Hyderabad: India’s largest lender, State Bank of India (SBI) and a host of Indian bankers are reviewing their exposure with the Adani Group to tighten their due diligence after the company’s chairman was indicted by the US government, Reuters reported.
According to a Reuters report, eight Indian bankers from SBI, Bank of India, Union Bank, ICICI Bank, Canara Bank, IDBI Bank and RBL Bank stated that they are examining the need to check the company’s financial statements in larger detail when offering new loans. The group’s founder Gautam Adani was indicted in an alleged USD 265 million ‘bribery’ scheme.
Meanwhile, the SBI said that it will not stop lending to ongoing Adani projects that are nearing completion, but will exercise caution when disbursing loans to ensure all terms and conditions are met.
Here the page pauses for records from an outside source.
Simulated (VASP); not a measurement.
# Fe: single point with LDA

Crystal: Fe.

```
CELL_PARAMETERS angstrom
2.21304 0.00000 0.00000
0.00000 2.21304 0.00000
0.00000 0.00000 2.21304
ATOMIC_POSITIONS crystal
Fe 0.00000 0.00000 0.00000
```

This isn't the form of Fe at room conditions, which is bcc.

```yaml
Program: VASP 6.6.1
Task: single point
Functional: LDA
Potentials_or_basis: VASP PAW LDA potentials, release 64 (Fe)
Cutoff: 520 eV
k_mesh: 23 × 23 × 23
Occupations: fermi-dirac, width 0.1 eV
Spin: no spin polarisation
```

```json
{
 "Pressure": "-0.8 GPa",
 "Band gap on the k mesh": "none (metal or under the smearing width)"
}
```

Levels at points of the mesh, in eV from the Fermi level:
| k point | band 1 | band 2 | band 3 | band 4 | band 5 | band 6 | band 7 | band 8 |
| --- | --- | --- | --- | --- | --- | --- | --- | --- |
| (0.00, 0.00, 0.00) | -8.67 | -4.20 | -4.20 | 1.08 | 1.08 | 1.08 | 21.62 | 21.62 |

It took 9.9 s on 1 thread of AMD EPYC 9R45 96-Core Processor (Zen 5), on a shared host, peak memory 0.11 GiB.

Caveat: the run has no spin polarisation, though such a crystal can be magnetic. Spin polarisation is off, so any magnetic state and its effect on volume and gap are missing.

The SBI has the largest exposure to the Adani Group among Indian banks, from whom the conglomerate was reportedly sanctioned loans of Rs 33,800 crore (USD 4 billion).
Israel wants Adani to invest
Amid a global meltdown and Rs 2,87,200 crore (USD 34 billion) being wiped off their market value following the fraud charges, the Adani Group was given assurance of continued collaboration with Israel, Reuters reported.
“We wish Adani and all Indian companies continue to invest in Israel,” Israel’s envoy Reuven Azar was quoted by Reuters, adding that allegations by the US government were not problematic from Israel’s point of view.
The Adani Group owns a 70 percent stake in Israel’s Haifa port, and also is involved in various projects and deals with Israel. As part of an arms deal between the company and the country in 2018, Adani Defence & Aerospace exports military drones to Israel, which is at war with Gaza and the Palestinian people.